Computational materials science presents many problems, some of which relate to parallel computation in unique ways. Within the field there is a hierarchy of time and length scales extending from the most accurate and elaborate treatments of electronic correlations through local-density and molecular dynamics calculations to continuum theories of macroscopic materials. Additionally, each of these elements often offers a variety of formulational and algorithmic approaches, such as plane-wave and real-space formulations of local-density calculations.
The potential for effective parallelization of each of these component problems involves three principal factors: (1) the interprocessor communication requirements of algorithmic alternatives; (2) the exploitation of the enormous memories provided by parallel computers; and (3) the exploitation of existing serial code components, often highly optimized and representing large investments of time and effort. The importance of communication requirements stems from the fact that the time required to retrieve data from the memory of another processor is very much longer than from local memory. Some algorithms, such as the fast Fourier transform, require extensive interprocessor communication. Such communication can often be hidden, that is, caused to occur simultaneously with productive computation. Thus, it becomes very important to exploit, wherever possible, mathematical and communications routines optimized for specific machines by their vendor.
The very large memories often available with parallel supercomputers permit the replication of data, thereby permitting local retrieval during execution. For example, if the individual states of an electronic-structure calculation are evolved by different processors, replication of the effective potential permits the states to be evolved without additional communication. This example can also be used to illustrate the value of executing optimized serial code in individual nodes. If individual states are evolved in individual nodes, the implied fast Fourier transforms and any optimizations of the serial evolution code are preserved. Such a conversion provides a relatively simple approach to parallelization, although it will not yield ultimate performance and scalability.
Formulational alternatives can also differ in their amenability to parallel execution. For example, the description of long-range forces in molecular dynamics simulations using logarithmic tree algorithms reduces the computational scaling from N2 to N log (N). The effectiveness of these methods has been extensively demonstrated in the context of gravitational forces in galaxy modeling. Their use for the description of Coulomb interactions is being developed. This scaling improvement is, in principle, independent of parallel execution; however, the system-size crossover beyond which such methods are advantageous often calls for parallel computers.

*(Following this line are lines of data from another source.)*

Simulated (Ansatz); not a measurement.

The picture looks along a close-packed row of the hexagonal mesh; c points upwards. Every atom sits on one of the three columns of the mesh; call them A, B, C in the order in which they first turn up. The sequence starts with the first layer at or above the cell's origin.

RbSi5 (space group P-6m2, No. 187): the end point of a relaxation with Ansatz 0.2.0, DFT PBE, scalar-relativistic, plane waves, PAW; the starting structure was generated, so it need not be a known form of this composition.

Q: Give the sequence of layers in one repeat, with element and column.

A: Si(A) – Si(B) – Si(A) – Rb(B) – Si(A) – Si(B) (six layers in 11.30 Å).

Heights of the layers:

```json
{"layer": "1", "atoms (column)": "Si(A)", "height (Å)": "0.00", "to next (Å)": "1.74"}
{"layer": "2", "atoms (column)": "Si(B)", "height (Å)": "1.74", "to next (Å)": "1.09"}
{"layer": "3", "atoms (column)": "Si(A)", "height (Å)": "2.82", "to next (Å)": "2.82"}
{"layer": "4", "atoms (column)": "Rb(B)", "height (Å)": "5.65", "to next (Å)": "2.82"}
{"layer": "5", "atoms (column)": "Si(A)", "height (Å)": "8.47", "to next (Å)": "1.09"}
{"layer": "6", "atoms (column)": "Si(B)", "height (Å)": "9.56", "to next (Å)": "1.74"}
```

Scaling and system-size crossover enter similarly into the discussion of “order-N” methods of electronic structure. There has been much progress on this front, including the development of a variety of alternatives within this context. Application of the Lanczos method to the kinetic energy operator on a mesh, density-matrix methods, and methods restricting the optimization of the occupied subspace are all presently under study, and all lend themselves to parallel execution.
In the context of Monte Carlo calculations, the large systems calling for parallel execution focus attention on the selection of cluster moves. When such a system is distributed over the nodes of a parallel computer, identification of effective cluster moves becomes a special challenge. Significant progress has been made in this area.